If your application requires predictions over many systems, you can run batch inference using UMA models to use compute more efficiently and improve GPU utilization.

Generate Batches at Runtime¶

The recommended way to create batches at runtime is to convert ASE Atoms objects into AtomicData as follows,

from ase.build import bulk, molecule
from fairchem.core import pretrained_mlip
from fairchem.core.datasets.atomic_data import AtomicData, atomicdata_list_to_batch

atoms_list = [bulk("Pt"), bulk("Cu"), bulk("NaCl", crystalstructure="rocksalt", a=2.0)]

# you need to assign the task_name desired
atomic_data_list = [
    AtomicData.from_ase(atoms, task_name="omat") for atoms in atoms_list
]
batch = atomicdata_list_to_batch(atomic_data_list)

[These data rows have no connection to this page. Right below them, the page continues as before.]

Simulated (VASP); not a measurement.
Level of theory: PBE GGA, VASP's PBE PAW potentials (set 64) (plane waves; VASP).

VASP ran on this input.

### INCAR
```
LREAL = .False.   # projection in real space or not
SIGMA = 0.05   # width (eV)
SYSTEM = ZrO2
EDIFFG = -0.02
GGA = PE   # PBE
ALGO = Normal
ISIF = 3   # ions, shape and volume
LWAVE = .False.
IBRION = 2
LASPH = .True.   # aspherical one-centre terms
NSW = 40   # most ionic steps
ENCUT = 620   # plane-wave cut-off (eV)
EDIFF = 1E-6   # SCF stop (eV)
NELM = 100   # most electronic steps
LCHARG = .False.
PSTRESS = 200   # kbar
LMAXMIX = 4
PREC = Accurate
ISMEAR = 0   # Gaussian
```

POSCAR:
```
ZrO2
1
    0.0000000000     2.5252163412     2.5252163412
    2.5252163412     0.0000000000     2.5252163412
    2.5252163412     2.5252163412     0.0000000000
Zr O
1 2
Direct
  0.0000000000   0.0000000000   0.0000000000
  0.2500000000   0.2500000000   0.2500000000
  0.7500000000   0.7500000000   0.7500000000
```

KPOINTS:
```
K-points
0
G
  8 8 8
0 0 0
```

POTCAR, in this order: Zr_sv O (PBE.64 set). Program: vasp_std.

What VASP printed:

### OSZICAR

predictor = pretrained_mlip.get_predict_unit("uma-s-1p2", device="cuda")
preds = predictor.predict(batch)

The predictions are returned in a dictionary with single torch.Tensor value for each property predicted. system level properties can be accessed using the same index for the system in the atomic_data_list, atom level properties like forces can be obtained for a single system in the batch using the batch.batch attribute,

# energy of the first system in the batch
preds["energy"][0]

# forces of the first system in the batch
preds["forces"][batch.batch == 0]

Batch Inference Using a Dataset and DataLoader¶

If you are running predictions over more structures than you can fit in memory, you can run inference using a torch DataLoader:

from torch.utils.data import DataLoader
from fairchem.core.datasets import AseDBDataset
from fairchem.core.datasets.atomic_data import atomicdata_list_to_batch

dataset = AseDBDataset(
    config=dict(src="path/to/your/dataset.aselmdb", a2g_args=dict(task_name="omol"))
)
loader = DataLoader(dataset, batch_size=200, collate_fn=atomicdata_list_to_batch)
predictor = pretrained_mlip.get_predict_unit("uma-s-1p2", device="cuda")

for batch in loader:
    preds = predictor.predict(batch)

Inference over Heterogeneous Batches¶

from ase.build import bulk, molecule
from fairchem.core import pretrained_mlip
from fairchem.core.datasets.atomic_data import AtomicData, atomicdata_list_to_batch

# a molecule
h2o = molecule("H2O")
h2o.info.update({"charge": 0, "spin": 1})

# a bulk
pt = bulk("Pt")

# a catalytic surface
slab = fcc100("Cu", (3, 3, 3), vacuum=8, periodic=True)
adsorbate = molecule("CO")
add_adsorbate(slab, adsorbate, 2.0, "bridge")

atomic_data_list = [
    # note that we put the molecule in a large box
    AtomicData.from_ase(
        h2o, task_name="omol", r_data_keys=["spin", "charge"], molecule_cell_size=12
    ),
    AtomicData.from_ase(pt, task_name="omat"),
    AtomicData.from_ase(slab, task_name="oc20"),
]
batch = atomicdata_list_to_batch(atomic_data_list)

predictions = predictor.predict(batch)